For a change I wanted to do something a bit different and work out a route which would give me the opportunity to explore something new. The idea for this particular walk came to me when I spotted a number of waterfalls marked on the map in Bouther Gill, a steep-sided gill located in Langstrothdale between Hubberholme and Yockenthwaite.
"The next section along much more open banks was much easier and along with a couple of minor falls I visited another four substantial drops. A few stream and fence crossings were necessary but it was all fairly straightforward."
The walk started from a small layby, big enough for just two cars, on the road just above Yockenthwaite Bridge. In drier conditions it could be possible to save a little bit of road walking by parking on the grass just after the cattle grid at Raisgill but the ground was much to wet and muddy to do that on this occasion.
From where I parked the car I walked ¾ of a mile back down the road towards Hubberholme. After the point where the road crosses over the foot of Bouther Gill I continued on until I reached a gate on my right. The gate was already wide open so I walked through and onto access land. To my left was a stream with some nice looking falls but the neighbouring pasture unfortunately wasn’t in access land so all I could do was enjoy them from a distance.
For a short time I followed the tyre marks of a vehicle before bearing right across an area of reeds and dead bracken. I soon came to a barbed wire fence which annoyingly (but no doubt for the safety of livestock) blocks access to the stream. Turning left I followed the fence for a while thus missing the first couple of waterfalls. However, at the point where the fence turns steeply uphill there was a section without barbed wire. I hopped over this and gained the bank of the stream.
The next section following Bouther Gill upstream was a bit challenging in places. There was no path and the ground was very wet. This made for very slippery conditions but with care and patience I managed to work my way up past a series of delightful waterfalls culminating with one on which must have a drop of about 30ft near where Bouther Gill Cave is marked on the map.
Unfortunately, I couldn’t get too close to this fall without walking up the streambed itself. It is one I will need to go back to another time. It was also the furthest I could continue following the stream at this point. I therefore scrambled (rather desperately in places) up the steep slippery grass up towards The Scars. There was no obvious way over these so followed them around to the left to reach the top of the fence I had crossed over earlier. Here I made use of a mossy boulder to help cross. If I was to do this route again I would probably just retrace my steps to the bottom of the fence where the crossing is much easier and climb up beside the fence.

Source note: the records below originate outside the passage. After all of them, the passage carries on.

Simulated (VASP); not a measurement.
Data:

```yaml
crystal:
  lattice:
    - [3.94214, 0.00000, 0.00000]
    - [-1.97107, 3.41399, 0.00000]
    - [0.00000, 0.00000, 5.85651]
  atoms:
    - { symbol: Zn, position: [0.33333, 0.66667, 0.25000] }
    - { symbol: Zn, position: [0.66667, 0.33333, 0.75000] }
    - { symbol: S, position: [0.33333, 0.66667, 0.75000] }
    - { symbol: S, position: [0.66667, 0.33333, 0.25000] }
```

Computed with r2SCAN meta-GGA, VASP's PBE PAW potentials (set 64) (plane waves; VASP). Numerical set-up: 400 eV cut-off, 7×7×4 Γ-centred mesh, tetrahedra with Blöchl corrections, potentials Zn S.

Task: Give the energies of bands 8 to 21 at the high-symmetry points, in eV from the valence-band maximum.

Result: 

Once I was across I continued in a generally eastern direction until I saw an area of grass allowing me to slant up above the scars. Here I turned sharp right, passed through a broken wall and joined a fence which led me gently back down to the stream above the high waterfall I’d visited earlier. The next section along much more open banks was much easier and along with a couple of minor falls I visited another four substantial drops. A few stream and fence crossings were necessary but it was all fairly straightforward.
After the final waterfall I climbed steeply up through an area of newly planted trees to make my way up on to Horse Head Moor. The forecast had been for a day of good sunny spells but it had not quite worked out like that. For the most part it had been overcast and at the final waterfall it had started raining. This had turned quite persistent and as I climbed higher I found myself walking directly into a strong wind as well. At about the 500m contour I then entered the hill fog that had been clinging to the tops all morning.
Keeping to the right of one of Bouther Gill’s feeder streams I eventually came to a fence which isn’t marked on the map. There was a gate but it was on the other side of a particularly wretched bog so I couldn’t reach it. Turning right I followed the fence until it swung left. Quite conveniently this made a beeline for the fence that runs along the ridge between Birks Fell and Horse Head Moor. Finally on gaining this fence I was able for the first time to follow a path. This led me up on to Horse Head Moor. The summit cairn is located on the other side of the wall and as visibility was so poor I didn’t both climbing over to visit it.
Instead I continued following the wall north to reach Horse Head Gate. Here in a burst of optimism I huddled behind a wall to see if eating my lunch and waiting a bit would see an improvement in the weather. At least by this time it had stopped raining but it was very cold. After I’d eaten my lunch I passed through the gate for a detour to the trig point but sadly the cloud was stubbornly refusing to lift. This is a shame as the view from the Horse Head trig point is one of my favourites.
Returning to Horse Head Gate I turned left to follow the bridleway back down towards Yockenthwaite. It was muddier than I remembered from my last visit and its condition had not been helped by cyclists. After about ten minutes I emerged back out from the cloud. Descending to about 420m I then made a detour through a gate to my right to visit some small falls on Hagg Beck before visiting a more substantial waterfall on a side stream and then close by the top of another fine waterfall on Hagg Beck itself at grid reference SD898780. Back on the bridleway it was then a straightforward walk back down to Yockenthwaite.
The overcast conditions were a shame but they did have the advantage of making long exposure shots of the waterfalls much easier. The ascent via Bouther Gill was certainly interesting, if in places a little bit adrenaline inducing. The series of waterfalls were superb and I would definitely like to revisit these another time. In high summer it would be difficult due to the bracken.